Vice President Joe Biden was simply echoing a sentiment expressed frequently by other Democrats like Sen. Majority Leader Harry Reid, according to the Harvard-educated president of ATR, who started soliciting signers to the no-tax-increase pledge from state capitols to Capitol Hill in 1986 with the passage of the landmark Tax Reform Act.

“A lot of these people — Harry Reid to start with — don’t understand that this commitment is not to me, it’s to the American people,” countered Norquist. “If you read the pledge. It says, ‘I promise the people of my state, and the American people I won’t raise taxes.’ This is so foreign to how some of these people think that all they can imagine is that this is some sort of personal promise to me.”

Biden invoked Norquist’s name in attempting to make the point that Mitt Romney and Paul Ryan are out of touch with average Americans.
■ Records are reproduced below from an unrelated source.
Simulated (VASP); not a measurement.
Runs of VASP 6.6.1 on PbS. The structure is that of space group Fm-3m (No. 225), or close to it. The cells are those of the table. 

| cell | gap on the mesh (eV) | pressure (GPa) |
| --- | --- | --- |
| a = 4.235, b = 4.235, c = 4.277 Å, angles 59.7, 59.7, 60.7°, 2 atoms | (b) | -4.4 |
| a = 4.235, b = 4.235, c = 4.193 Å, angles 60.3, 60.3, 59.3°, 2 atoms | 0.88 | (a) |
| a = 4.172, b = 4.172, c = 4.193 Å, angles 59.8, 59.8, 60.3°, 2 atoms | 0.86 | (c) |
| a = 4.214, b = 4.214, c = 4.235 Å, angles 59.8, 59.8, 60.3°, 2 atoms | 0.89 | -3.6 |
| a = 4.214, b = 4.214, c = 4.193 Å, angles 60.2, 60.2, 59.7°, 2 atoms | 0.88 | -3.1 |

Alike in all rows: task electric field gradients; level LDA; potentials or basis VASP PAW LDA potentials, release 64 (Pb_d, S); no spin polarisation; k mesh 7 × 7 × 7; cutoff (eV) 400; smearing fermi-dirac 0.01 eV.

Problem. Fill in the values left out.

“Instead of signing pledges to Grover Norquist not to ask the wealthiest among us to contribute to bring back the middle class, they should be signing a pledge saying to the middle class ‘we’re going to level the playing field,’” snapped Biden. “’We’re going to give you a fair shot again. ‘We are going to not repeat the mistakes we’ve made in the past by having a different set of rules for Wall Street and Main Street, making sure that we continue to hemorrhage these tax cuts for the super wealthy.”

Norquist said that President Barack Obama and Biden broke their promise to the American people.

“Mr. Biden said that he and his running mate would not raise taxes on the middle income people — and they did,” countered Norquist, who noted that Ryan has advocated meeting America’s economic woes head on with spending cuts and government reform.

“When Obama and Biden ran for office, what they did was in point of fact make a promise that they wouldn’t raise taxes and they broke it,” Norquist added. “I think it’s good economics not to raise taxes and it’s good civics to keep your promises.”